Dress is easily dispensed with (which is not to say that this ritual is to be conducted skyclad (that is pagan-ese for butt-nekid, in case anyone knows less than your ever so humble narrator), but rather that I am able to expend few words (ha ha irony here, don't miss it!) to explain it. And here they are - Deborah shall wear her white robe (a Hannabear creation TM), and the rest of you may wear whatever you please. Oh just think of the mischief that I could have instigated in this part of my explanation. It pains me.

And now we come to the content of the ritual. As it is Imbolc, the renewal of life, the lengthening of days, the beginning of new enterprise are all comprehended in the ritual (do I know this stuff or what?). This year, these general themes are to be focused more specifically on the matter of graduation and the beginning of careers. And since Brighid (the goddess celebrated on this sabbat) is a goddess of healing (among other attributes), the careers you are all undertaking blend quite delectably with the whole essence of the thang.  The text is a blend of Deborah's original ritual and new material which is being devised even now (well not exactly   now, since I'm in the body she obviously can't be writing it this very moment, I speak of a broader, more poetic now), by the inestimable Cindy, who is unknown to you but perhaps hereafter may become as dear as any (I hope I do not presume too much when I include myself among those whom Cindy may aspire to in your affections (whew, I wasn't sure I would pull that one out)).
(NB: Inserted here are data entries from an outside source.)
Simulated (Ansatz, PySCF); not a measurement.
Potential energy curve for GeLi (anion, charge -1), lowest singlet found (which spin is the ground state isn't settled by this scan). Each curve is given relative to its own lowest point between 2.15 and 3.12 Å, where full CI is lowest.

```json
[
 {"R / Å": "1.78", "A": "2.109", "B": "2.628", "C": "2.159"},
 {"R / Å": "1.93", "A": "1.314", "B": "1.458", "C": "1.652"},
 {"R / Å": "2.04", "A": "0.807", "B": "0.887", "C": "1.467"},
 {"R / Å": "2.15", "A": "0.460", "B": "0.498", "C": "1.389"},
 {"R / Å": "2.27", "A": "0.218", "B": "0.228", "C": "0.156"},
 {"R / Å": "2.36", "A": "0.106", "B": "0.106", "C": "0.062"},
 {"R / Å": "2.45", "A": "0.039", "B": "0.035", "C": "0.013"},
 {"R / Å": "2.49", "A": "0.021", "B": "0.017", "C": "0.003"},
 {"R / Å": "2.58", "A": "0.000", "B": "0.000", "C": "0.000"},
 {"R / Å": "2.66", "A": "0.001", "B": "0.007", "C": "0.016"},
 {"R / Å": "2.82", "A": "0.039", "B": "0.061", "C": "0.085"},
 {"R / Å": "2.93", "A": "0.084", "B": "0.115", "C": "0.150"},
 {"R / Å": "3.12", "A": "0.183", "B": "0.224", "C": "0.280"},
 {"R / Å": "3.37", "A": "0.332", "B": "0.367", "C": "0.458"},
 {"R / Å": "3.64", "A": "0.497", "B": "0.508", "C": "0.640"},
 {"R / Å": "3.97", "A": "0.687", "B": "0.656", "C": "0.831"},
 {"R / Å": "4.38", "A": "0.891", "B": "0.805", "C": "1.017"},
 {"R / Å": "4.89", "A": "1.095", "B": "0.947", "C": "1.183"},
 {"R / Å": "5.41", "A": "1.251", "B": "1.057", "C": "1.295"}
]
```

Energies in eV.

Now I skillfully narrow to specifics, and describe how the general themes and concepts laid out on the previous paragraph shall manifest in actual ritual detail and action. Oh! such a talent.
There shall be three basic magickal (notice the "k", it proves that I know what I am talking about, in case any of my readers still (obstinately) refuse to credit it) activities, organized around the object of creating a charm for making this important life transition (ooh I could be a shrink as well as I could be a witch (which I am not, lest you begin to be deceived by the comprehensive and expert understanding displayed herein)) go well, and for attracting success in the upcoming careers you are undertaking. I will describe the activities and the charm in detail, so that you may ponder in advance your magickal intent (a.k.a. wishes) and prepare any materials you need.

The charm shall be a (very) small pouch, in which will be placed materials bearing upon the spell being worked, and which will then be charged with your collective will and power (ooh, doesn't it just send a delicious tingle down your spine? I just asked because you are all into this sort of thing. It doesn't send anything down my back except a nice satisfaction with the way I wrote it). Misses Deborah and Hanna shall provide pouches for this purpose, however if you have one of your own which you feel is especially suitable, you may certainly bring it. Into the pouch will go a number of "byproducts" of the ritual activities, such as ashes, wax, smoke. You may wish to bring small tokens to represent your wishes. Be apprised however, that to properly follow the sort of magic (I have had enough of that pompous "k", it served its purpose, so I will dispense with it henceforth) Deborah proposes, these tokens are surrendered to Brighid and the Fae when your charm is created. In other words, you won't likely be taking them back out of the pouch again, and may even bury the whole thing after a while.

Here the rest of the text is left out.